We were trying, both of us. But to me, we sounded more weary than anything else.
It took us just over half an hour to finish our meal. “Walk on the beach?” “Let’s do it.” So at about 8 p.m., with the sun dropping, we drove along Lakeshore Boulevard to the Beach—or Beaches—at Lake Ontario in Toronto’s east end. (It tells you everything you need to know about the relatively charmed status of that self-consciously Bohemian neighbourhood that the locals have time and energy enough to argue about its name.)
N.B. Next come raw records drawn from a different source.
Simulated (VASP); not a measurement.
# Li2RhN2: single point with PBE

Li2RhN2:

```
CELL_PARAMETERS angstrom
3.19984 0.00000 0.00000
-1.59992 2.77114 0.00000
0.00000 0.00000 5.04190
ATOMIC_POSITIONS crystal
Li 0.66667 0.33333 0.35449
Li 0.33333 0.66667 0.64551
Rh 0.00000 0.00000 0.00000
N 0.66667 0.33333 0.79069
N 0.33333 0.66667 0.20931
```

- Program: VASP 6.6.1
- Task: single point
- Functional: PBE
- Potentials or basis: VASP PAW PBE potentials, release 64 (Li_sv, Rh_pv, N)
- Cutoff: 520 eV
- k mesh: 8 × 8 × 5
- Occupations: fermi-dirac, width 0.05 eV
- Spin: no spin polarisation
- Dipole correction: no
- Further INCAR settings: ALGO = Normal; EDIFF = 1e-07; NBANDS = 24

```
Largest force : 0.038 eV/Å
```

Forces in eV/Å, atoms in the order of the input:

We parked. We took the tissue-stuffed gift bags out of the trunk of the car. I’d also packed some casual clothes for Susan. It was an effort to seem “thoughtful,” not my usual forte. But she decided not to change.
Twilight now, barely, and we walked to a bench beside the boardwalk and sat down to exchange gifts. Susan gave me a smallish cigar humidor, the kind you can travel with, with two Cuban cigars inside to humour my newest obsession. The gift was thoughtful and smart, like Susan. I gave her the pen and notebook.
Then, we went walking. Susan, still in business uniform, had heels on. One got snagged between the planks of the boardwalk as we crossed, so she pulled them off and barefooted it—shoes held aloft on a finger—toward the shoreline.
We talked about our marriage—part debate, part monologue, part argument. Then, at about 8:30 p.m., we walked back to the car.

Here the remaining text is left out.